The final 2PP result is 51.53% to the Coalition and 48.47% to Labor, a 1.16% swing to the Coalition.

There was a very large shift in the preferences of Pauline Hanson's One Nation.  One Nation preferences flowed only 50.47% to Coalition in 2016 but 65.22% to Coalition in 2019 (even more than the 60-40 split believed to have been assumed by Newspoll after considering state election results).  Overall, preferences from parties other than the Greens and One Nation also flowed more strongly to the Coalition by a few points (53.93% compared to 50.79%) but this was caused by the United Australia Party flowing 65.14% to the Coalition.  Excluding the Greens, One Nation and UAP, Others preferences (50.7% to ALP) were 1.5 points stronger for Labor than in 2016.  It is also interesting that Katters Australian Party preferences flowed 14 points more strongly to the Coalition, very similar to the shift for One Nation.

Wednesday, May 1, 2019

Poll Roundup: Make Newspoll Preferences Great Again!

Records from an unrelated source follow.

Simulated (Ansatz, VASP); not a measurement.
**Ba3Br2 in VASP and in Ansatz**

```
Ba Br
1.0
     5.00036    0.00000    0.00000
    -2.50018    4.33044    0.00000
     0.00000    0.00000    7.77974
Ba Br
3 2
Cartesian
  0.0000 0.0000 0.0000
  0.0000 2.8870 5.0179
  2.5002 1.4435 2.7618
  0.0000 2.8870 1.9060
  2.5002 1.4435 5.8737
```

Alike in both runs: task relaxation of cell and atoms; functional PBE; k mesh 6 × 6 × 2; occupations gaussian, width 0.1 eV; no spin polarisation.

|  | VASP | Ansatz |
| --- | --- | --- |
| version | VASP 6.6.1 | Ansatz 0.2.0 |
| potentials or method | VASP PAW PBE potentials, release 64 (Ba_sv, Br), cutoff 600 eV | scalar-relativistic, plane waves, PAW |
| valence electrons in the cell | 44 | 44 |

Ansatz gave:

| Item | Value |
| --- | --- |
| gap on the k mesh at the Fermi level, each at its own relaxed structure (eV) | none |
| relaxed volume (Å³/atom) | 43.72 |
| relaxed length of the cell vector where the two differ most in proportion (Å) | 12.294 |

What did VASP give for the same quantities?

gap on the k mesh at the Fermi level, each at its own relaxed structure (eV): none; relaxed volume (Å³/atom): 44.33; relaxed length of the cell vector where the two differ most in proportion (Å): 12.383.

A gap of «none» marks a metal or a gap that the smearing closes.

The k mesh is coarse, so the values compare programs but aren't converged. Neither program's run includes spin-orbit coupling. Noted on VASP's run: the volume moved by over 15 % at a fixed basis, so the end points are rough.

2PP Aggregate: 51.9% to Labor (last election preferences) (-0.5 since last week)
51.6% with One Nation adjustment
Labor is still winning, but at present polls imply only a modest majority (c. 80 seats) 
Betting markets don't think it's that close

I didn't put out a Poll Roundup last week because there were no major polls.  This week there is a lot more to discuss, starting with United Australia.

UAP Surge - Is It Real?  

After languishing at around 1% in those polls that included them until not long ago, Clive Palmer's United Australia Party has made major inroads in polling in the last month, helped by problems for One Nation, which is not running in every seat anyway.  At the current level, team yellow (unless you're in Tasmania where there are two team yellows) isn't threatening to win Reps seats, but it looks very competitive for the Queensland Senate at least.  That said, media are overplaying the value of the very useful Coalition preferences there, since the Coalition might not get that much over two quotas given the added competition from UAP, and only 30% or so of its voters will follow the card anyway.  The surge is being linked to Newspoll switching to including UAP as a distinct option in its results, which is being interpreted as the party being added to the readout (something which has been thought to overestimate minor party votes).